Her second message closes with the promise to:
…finish up my thoughts on the infamous Moses debate, including some surprising connections of Moses with Ben Franklin and Thomas Jefferson…
The surprising connection she uncovered?
I discovered that Jefferson, Franklin and John Adams were tasked with designing the nation’s first Seal of the United States, the emblem symbolizing our country to the world. Both Jefferson and Franklin submitted seals that depicted scenes from the life of Moses. Franklin submitted Moses and the Red Sea. Jefferson submitted Moses and the Exodus. Neither seal was adopted [emphasis added], but does the fact that these two founders proposed these submissions for consideration surprise you? It did me, but it so perfectly illustrates the mindset of the times.
She continues drawing a straight line back to Moses and the tablets he brought down from the mountain, misconstruing a Supreme Court opinion along the way, but ignores the most important lesson any student of history can learn.
When in doubt, consult primary sources.
Students can go on field trips to see the Magna Carta, or Code of Hammurabi.
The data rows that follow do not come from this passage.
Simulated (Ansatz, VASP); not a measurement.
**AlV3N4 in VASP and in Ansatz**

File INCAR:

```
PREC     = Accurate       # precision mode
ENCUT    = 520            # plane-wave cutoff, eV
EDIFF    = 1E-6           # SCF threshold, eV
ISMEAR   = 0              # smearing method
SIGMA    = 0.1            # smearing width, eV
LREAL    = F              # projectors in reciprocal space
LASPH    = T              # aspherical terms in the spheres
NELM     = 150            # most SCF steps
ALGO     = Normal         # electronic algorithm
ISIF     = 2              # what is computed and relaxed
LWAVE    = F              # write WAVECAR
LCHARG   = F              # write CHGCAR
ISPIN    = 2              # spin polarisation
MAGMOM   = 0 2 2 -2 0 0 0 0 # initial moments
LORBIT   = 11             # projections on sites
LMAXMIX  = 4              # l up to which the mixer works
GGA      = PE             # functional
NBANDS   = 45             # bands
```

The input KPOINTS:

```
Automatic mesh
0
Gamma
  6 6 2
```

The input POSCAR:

William Blackstone, John Locke, and Charles de Montesquieu were actual tax-paying, book-writing people whose identifies can be confirmed through numerous official documents and eyewitness statements from people whose identities can also be verified.
Moses, in contrast, is a mythological character described as having the magic power to part an ocean and talk to a burning bush. Who, according to the sculptor Michelangelo, had horns.
A horned magician who disappeared in the hills, then came back with stone ledgers handed down literally by a divine, non-human being.
Slabs of inscribed rock we cannot find behind glass in a museum, or in a vault at the Vatican.
Tablets, stashed in a golden ark, which may have been turned to dust when greedy Nazi treasure-hunters opened it.
Yes, Texas, Governor Greg Abbott appointed a person to chair the State Board of Education who not only accepts the bible as literal truth, which is her right, but who also believes she can force public schools to teach a religious text as though it were literal truth.
Which is not her right.
And that, rather than the fact that her sons did not attend public school, is why she should not chair the State Board of Education.